Fifth Edition. (1827?)
Sixth Edition. London, 1836.
Seventh Edition. London, 1852.
Reprints: Paris, 1840; Philadelphia, 1841.
Translation of Extracts from the first two Parts.
Points of Difference between the Various Editions.
A part of this may be stated in the words of the author:—
‘The poem had remained untouched and unnoticed both here and abroad until I observed its curious contents, and in 1805 announced it to the public. I could then give it only a hasty perusal, and from the MS. having a leaf interposed near its commencement, which belonged to a subsequent part, and from the peculiar obscurity which sometimes attends the Saxon poetry, I did not at that time sufficiently comprehend it, and had not leisure to apply a closer attention. But in the year 1818 I took it up again, as I was preparing my third edition, and then made that more correct analysis which was inserted in that and the subsequent editions, and which is also exhibited in the present.’ —Sixth edition, p. 293, footnote.
The statement that the poem had remained untouched and unnoticed is not strictly true. The public had not yet received any detailed information regarding it; but Wanley[1] had mentioned the Beowulf in his catalog, and Thorkelin had already made two transcripts of the poem, and was at work upon an edition. Turner, however, deserves full credit for first calling the attention of the English people to the importance of the poem.

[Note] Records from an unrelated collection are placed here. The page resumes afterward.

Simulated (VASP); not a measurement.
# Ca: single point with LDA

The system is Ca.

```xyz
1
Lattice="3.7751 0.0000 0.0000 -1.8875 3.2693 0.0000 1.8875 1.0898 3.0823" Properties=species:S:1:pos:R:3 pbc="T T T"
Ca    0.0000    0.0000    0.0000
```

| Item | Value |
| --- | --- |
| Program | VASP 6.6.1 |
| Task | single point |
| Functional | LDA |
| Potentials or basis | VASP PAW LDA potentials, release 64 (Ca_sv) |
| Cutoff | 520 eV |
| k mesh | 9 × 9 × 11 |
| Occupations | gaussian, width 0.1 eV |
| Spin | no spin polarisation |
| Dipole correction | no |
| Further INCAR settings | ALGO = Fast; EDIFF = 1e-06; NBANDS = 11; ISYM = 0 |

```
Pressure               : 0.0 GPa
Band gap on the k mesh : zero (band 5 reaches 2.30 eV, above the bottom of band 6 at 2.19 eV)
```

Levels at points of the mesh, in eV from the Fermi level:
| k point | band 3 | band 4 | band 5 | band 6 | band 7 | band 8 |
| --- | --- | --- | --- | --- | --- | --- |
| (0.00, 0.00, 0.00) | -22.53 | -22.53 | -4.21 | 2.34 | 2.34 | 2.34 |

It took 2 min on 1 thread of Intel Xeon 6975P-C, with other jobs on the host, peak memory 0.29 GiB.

In the third edition, of which the author speaks, many improvements were introduced into the digest of the story and some improvements into the text of the translations. Many of these were gleaned from the editio princeps of Thorkelin[2]. The story is now told with a fair degree of accuracy, although many serious errors remain: e.g. the author did not distinguish the correct interpretation of the swimming-match, an extract of which is given below. The translations are about as faulty as ever, as may be seen by comparing the two extracts. In the first edition only the first part of the poem is treated; in the third, selections from the second part are added.